# Electron interactions between different positions or different orbitals

When I consider the grid positions $$r$$ in a molecular system, I have a matrix, where each row can be regarded as an N-dimensional vector and each column can be regarded as a G-dimensional vector. In the following figure, N is the number of orbitals and G is the number of grid positions. In this case, the elements of $$i$$th N-dimensional vector is the values of orbital functions on the position $$r_i$$; the elements of $$j$$th G-dimensional vector is the values of $$j$$th orbital function.

In this matrix, I believe that there are two kinds of interactions. (1) The interactions between different distances (red arrow). (2) The interactions between different orbitals (blue arrow) .

The DFT concept is based on the non-interacting electrons moving in the effective potential. Here, is the meaning of non-interacting electrons (1) or (2) or both?

The non-interacting orbitals in exact KS-DFT still interact between different distances and different orbitals, so the answer is (1) and (2).

Your spatial representation is basically a projection into position eigenstates, while the real orbital has contributions from all over the system. To evaluate the one-orbital contributions correctly, you need to integrate over the system, giving you (1).

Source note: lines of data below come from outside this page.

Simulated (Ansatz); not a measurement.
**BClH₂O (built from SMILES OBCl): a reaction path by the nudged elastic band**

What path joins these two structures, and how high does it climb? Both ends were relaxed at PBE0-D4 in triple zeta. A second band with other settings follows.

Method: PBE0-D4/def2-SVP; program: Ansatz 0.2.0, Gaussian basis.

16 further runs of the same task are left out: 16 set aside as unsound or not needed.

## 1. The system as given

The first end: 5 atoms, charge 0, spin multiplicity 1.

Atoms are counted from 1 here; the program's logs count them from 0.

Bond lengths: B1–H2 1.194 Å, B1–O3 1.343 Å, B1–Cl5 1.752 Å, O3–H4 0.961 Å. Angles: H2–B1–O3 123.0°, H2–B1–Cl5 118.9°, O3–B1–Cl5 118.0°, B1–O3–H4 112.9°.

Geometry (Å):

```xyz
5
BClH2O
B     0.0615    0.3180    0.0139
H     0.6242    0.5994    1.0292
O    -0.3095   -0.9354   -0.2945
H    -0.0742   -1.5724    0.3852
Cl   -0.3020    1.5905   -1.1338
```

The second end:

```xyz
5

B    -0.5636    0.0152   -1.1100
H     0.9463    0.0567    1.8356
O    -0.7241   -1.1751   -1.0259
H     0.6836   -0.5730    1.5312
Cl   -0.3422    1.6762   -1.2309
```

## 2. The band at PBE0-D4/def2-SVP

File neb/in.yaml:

Next, already the Coulomb contribution, which is included in the exact Kohn-Sham functional, includes interactions between orbitals (between orbital contributions to the total density) which gives (2).

The "non-interacting" just means that the Kohn-Sham wave function is a single Slater determinant, while the true wave function consists of exponentially many determinants.

Addendum: what you attempted to do with the grid, i.e. a real-space solution of the wave function can actually be achieved with e.g. finite differences or finite elements, see my open access review in Int J Quantum Chem 119, e25968 (2019).

• +1 for another very timely and helpful answer indeed! And congratulations on reaching 12000 points here :) Also, on reaching 400/400 score on the DFT tag! Aug 25, 2021 at 19:12
• Thank you very much for the answer. I understood the meaning of the "non-interacting" in DFT.